The book was completed in the middle of the winter; the correspondence connected with it extended through February, March, and April. In May came the news of Anne Boleyn’s crimes, and the fresh impulse which I have described to the hopes of the Pope and his more moderate advisers. The expectation of a reconciliation was approaching to a certainty, and if he waited longer it might be too late. That particular time he selected to despatch his composition, and rouse again (it is idle to suppose that he was blind to the inevitable consequence) the full storm of indignation and suspicion.47

May. He sends his book to England.

A production, the effect of which was so considerable, requires some analysis. It shall be as brief as is consistent with the due understanding of the feeling which the book created.48

He writes as a faithful servant to his sick master.

“Whether to write or not to write,” commenced the youthful champion of the faith, “I cannot tell; when to write has cost the lives of so many and so noble men, and the service of God is counted for the worst of crimes. Duty urges me to write; yet what shall I write? The most faithful servant may hesitate in what language to address his sick master, when those who so far have approached his bed have forfeited their lives. Yet speak I will – I will cry in your ears as in the ears of a dead man – dead in your sins. I love you – wicked as you are, I love you. I hope for you, and may God hear my prayer. You desire the truth; I should be a traitor, then, did I conceal from you the truth. I owe my learning to your care. I will use against yourself the weapons with which yourself have armed me.”

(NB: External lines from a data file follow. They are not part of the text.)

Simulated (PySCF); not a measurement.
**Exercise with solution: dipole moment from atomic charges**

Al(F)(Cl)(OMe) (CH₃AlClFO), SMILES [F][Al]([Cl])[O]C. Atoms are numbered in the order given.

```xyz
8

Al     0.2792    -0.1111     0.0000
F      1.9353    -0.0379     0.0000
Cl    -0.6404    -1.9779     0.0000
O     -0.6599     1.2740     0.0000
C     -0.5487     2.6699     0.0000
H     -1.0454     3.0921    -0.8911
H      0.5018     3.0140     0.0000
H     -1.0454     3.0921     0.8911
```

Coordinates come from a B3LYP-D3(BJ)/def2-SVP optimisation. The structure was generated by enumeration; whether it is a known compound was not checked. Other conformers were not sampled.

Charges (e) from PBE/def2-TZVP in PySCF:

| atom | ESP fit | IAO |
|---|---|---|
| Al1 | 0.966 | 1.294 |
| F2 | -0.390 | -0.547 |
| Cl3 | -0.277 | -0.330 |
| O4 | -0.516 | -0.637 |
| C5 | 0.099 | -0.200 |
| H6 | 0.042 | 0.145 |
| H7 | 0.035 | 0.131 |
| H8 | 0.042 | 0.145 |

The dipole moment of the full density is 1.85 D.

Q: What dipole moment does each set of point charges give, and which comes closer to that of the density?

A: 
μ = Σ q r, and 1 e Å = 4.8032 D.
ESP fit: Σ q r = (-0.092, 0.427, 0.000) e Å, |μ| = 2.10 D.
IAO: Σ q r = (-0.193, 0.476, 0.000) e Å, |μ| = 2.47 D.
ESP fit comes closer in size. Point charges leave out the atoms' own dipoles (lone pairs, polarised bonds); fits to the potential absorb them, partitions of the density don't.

He will show Henry his crimes.

“You have done no wrong, you say. Come, then, I will show you your wrong. You have changed the constitution of your country, and that is wrong. When the Church had but one head, you have made her a monster with a separate head in every realm, and that is wrong. You, of all princes (bad and impious as many of them have been), are the first who has ventured so enormous an impiety. Your flatterers have filled your heart with folly; you have made yourself abhorred among the rulers of Christendom. Do you suppose that in all these centuries the Church has failed to learn how best she should be governed? What insolence to the bride of Christ! What insolence to Christ Himself! You pretend to follow Scripture! So say all heretics, and with equal justice. No word in Scripture makes for you, except it be the single sentence, ‘Honour the king.’ How frail a foundation for so huge a superstructure!”

 

Having thus opened the indictment, he proceeded to dissect a book which had been written on the Supremacy by Dr. Sampson. Here he for some time expatiated, and having disposed of his theological antagonist, opened his parallels upon the king by a discussion of the principles of a commonwealth.

His theory of the constitution of a state.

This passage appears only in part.